How I Work: David McGinley

When David McGinley travelled across the world’s oceans as a child to start a new life with his family in Australia, little did he know that the six-week journey would lead to a lifelong passion for ships.

For the now Managing Director of A&P Group, the largest ship repair and conversion company in the UK, and also Atlantic and Peninsula Marine Services (APMS) was so transfixed by his mode of transport that it prompted him to take to the seas himself.

He explained how at the age of nine his family went to start a new life in the Southern Hemisphere as part of the Assisted Passage Migration Scheme, where they stayed until he was 12 years old.

“I think the journey sparked my imagination and when I left school with one O Level I went straight into the Navy as a junior marine engineer,” he said.

“It was a great thing to do and a fantastic opportunity.”

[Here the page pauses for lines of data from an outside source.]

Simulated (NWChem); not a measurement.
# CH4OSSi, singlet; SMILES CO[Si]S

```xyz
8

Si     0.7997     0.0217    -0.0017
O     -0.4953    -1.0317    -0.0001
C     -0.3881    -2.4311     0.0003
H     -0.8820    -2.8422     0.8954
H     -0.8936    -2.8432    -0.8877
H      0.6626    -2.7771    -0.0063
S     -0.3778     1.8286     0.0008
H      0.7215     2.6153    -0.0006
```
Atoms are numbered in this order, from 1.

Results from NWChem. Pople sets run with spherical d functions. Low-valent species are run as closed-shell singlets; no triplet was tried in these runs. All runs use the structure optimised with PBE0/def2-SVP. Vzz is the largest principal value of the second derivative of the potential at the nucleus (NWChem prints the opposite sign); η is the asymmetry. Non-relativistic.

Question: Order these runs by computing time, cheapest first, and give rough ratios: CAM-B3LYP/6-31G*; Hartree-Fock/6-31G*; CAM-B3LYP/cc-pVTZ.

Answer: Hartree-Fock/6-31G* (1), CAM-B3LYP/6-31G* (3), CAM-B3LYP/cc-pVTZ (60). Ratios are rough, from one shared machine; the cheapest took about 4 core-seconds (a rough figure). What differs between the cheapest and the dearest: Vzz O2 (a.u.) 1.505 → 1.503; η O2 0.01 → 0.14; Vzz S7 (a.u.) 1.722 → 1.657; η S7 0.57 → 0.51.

It also set the scene for a lifelong career in maritime with Mr McGinley serving in the Navy for 20 years until in 1994 when, as a Warrant Officer, he swapped military life for a civilian one and started as a Project Manager for Turner Diesel, who gave him the opportunity to manage and build diesel power stations around the world.

Five years later he went into the shipyards joining Semple Cochrane in Scotland where he became Marine Division Director and then he joined Babcock International Group, where he had senior level roles in strategic development, business development and commercial port operations. He retired in 2016 after 14 years there but just three months later came an opportunity he could not resist – to become Managing Director of Birkenhead-headquartered A&P Group, also looking after the sites in Falmouth and Tyne.

“I was still quite young and it was an opportunity I could not refuse,” said Mr McGinley, who joined in January 2017. In July 2018 he was also appointed by its holding company board, Atlantic and Peninsula Marine Services Ltd, to the position of Managing Director, looking after APMS subsidiaries including its Australian business, Falmouth-based Marine Designs – which manufactures bespoke pontoons and offshore structures – and Falmouth Docks and Engineering Company.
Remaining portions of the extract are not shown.